He founded Buchla and Associates in 1962, and in 1963 he created the 100 series Modular Electronic Music System.
His early systems were central to the pioneering 60’s electronic works of Morton Subotnick. Subotnick and Buchla’s work helped define what is now known as ‘West Coast Synthesis‘.
I though it would be fitting to feature part of Morton Sobotnick’s classic, “Silver Apples Of The Moon” in honor of Bucvla’s passing. This track is from the excellent compilation, OHM+: The Early Gurus Of Electronic Music. You might stand a better chance of finding this work, in its entirety, via the links provided below. You can also checkout these posts from Alloy for more Buchla-related material: “I Dream of Wires” and “…sound designer to musician”.
“Pale and Precious” by Dukes of Stratosphear
Dukes of Stratosphear: Chips from the Chocolate Fireball aka XTC is a master class in how to create a musical collage, pastiche of so much great psychedelic references it can make your ears spin. To think that this was created while maintaining the regular catalog of XTC greatness, boggles my mind. This album is both so much fun and so beautifully created, plus injected with XTC/Andy Partridge humor, that it holds up after repeated listens. Beatles, Stones, Sid Barrett-Pink Floyd and in this case, The Beach Boys are referenced in abundance across this compilation of the Great Dukes.
“I Wish I Could Talk In Technicolor” by Richard Pinhas & Barry Cleveland (Featuring: Michael Manring & Celso Alberti)
This sweeping epic composition is off the new album,Mu release on September 16th. This track floats and weaves with electric energy, at times bringing to mind melody lines from Pink Floyd’s "Welcome to the Machine” from Wish You Were Here and other prog-rock classics. Rest assured it is much more than an homage. The albums page on bandcamp provides a nice overview (here is a short excerpt):
One day a troubled monk approached Joshu, a renowned Chinese Zen master, intending to ask him for guidance. A dog walked by and the monk asked Joshu, “Has that dog a Buddha Nature or not?” The monk had barely completed his question when Joshu shouted: “Mu!”
Mu is often translated as “nothingness,” but as the response in Zen’s most famous koan, the gesture speaks to a truth deeper than rational dualistic thinking can obtain—therefore also resonating with the creative mindset accompanying the purest forms of musical improvisation.

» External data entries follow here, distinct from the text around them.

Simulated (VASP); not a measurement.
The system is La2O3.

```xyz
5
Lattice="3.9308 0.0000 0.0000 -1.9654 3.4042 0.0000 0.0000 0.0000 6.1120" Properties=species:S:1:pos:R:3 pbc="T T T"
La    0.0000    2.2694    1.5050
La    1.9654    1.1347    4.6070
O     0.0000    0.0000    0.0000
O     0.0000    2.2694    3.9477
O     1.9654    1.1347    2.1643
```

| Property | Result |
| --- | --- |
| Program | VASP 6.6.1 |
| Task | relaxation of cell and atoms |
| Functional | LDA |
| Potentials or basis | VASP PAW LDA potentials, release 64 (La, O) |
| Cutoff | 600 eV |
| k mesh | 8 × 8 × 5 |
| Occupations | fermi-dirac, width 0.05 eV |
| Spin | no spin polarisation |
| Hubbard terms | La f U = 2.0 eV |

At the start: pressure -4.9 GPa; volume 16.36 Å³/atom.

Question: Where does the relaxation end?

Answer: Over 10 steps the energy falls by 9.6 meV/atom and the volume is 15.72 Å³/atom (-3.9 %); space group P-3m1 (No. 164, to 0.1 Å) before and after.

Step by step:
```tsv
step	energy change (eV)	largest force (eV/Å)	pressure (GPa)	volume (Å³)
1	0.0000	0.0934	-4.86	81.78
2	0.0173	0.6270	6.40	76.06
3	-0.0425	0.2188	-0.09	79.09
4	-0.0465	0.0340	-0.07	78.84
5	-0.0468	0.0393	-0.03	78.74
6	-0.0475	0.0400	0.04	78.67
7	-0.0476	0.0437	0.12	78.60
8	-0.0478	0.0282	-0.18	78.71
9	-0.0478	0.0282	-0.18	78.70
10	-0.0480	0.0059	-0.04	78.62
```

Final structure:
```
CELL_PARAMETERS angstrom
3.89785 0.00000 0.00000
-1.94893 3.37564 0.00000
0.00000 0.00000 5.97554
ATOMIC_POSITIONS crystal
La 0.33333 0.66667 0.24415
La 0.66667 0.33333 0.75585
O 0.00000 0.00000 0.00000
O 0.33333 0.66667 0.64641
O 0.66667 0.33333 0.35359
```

The music created by French guitar iconoclast and electronic music pioneer Richard Pinhas and insistently inventive San Francisco Bay Area guitarist Barry Cleveland on Mu originated in just such a way, arising seemingly from “nothingness.” The two had contemplated performing as well as recording together for several years before their stars finally aligned, and they played several Bay Area shows during the same period that Mu was recorded.
“Time On” by Daniel Lanois
Goodbye to Language This album was released on … ?? Start to finish, excellent. If you like Lanois’ slide guitar work, his ambient leanings, and his album Bella Donna, this one will not disappoint–not at all. Atmospheric, gorgeous, transcendent, simply excellent. Wow.